I support the Government’s commitment in the Queen’s Speech to continue to play a leading role in global affairs, and I welcome the autumn spending review decision to preserve the FCO budget in real terms. However, I suggest that there is still a serious mismatch between our foreign policy priorities and available diplomatic resources. The result is that we cannot properly fulfil our ambitions.

We need to look at this issue in a broader context to see why this is the case. Between 1997 and 2010 there were considerable reductions in the service. These included the closure of more than 30 UK overseas posts across Africa, Latin America and Asia. The coalition Government then embarked on tough new economic policies. During their five years in office, this led to a 16% core spending cut in real terms and a consequent reduction in UK-based staff from just under 5,000 to just under 4,500, although this was buttressed by a larger locally engaged staff.

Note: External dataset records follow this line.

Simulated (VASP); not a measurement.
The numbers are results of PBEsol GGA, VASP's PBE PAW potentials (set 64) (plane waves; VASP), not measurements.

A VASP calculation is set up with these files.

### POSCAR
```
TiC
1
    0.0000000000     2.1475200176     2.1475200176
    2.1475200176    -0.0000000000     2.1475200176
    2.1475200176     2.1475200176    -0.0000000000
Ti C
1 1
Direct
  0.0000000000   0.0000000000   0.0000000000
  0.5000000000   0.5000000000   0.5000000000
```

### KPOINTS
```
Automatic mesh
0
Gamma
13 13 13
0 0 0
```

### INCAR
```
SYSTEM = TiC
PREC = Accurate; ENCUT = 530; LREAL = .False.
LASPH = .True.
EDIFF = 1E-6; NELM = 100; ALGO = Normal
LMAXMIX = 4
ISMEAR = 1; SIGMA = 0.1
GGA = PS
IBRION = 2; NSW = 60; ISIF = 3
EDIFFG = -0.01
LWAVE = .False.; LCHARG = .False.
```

I should acknowledge that in 2011, the then Foreign Secretary, now Lord Hague, did everything he could to retain our embassies. As a result, the total number of overall posts overseas has increased from 258 to 268, and the numbers are maintained in 168 countries and nine multilateral bodies. However, the danger now is that our very high-quality UK-based staff are too few, trying to do too many things. They are too thinly spread.

I was struck by the Foreign Secretary’s own admission of this when he said to the Select Committee on Foreign Affairs, just before the Autumn Statement:

“The ability to maintain the network at its current level and to sustain that in the future, and the ability to have a sufficient density of policy-making capacity here in London so that we can lead the foreign-policy-making process across Government and beyond are the key to the Foreign Office’s raison d’etre”.

He went on to say that,

“we are pretty close to the irreducible minimum of UK-based staff on the network”.

By comparison, we spend less per capita on diplomacy than the United States, Germany, France, Australia and Canada.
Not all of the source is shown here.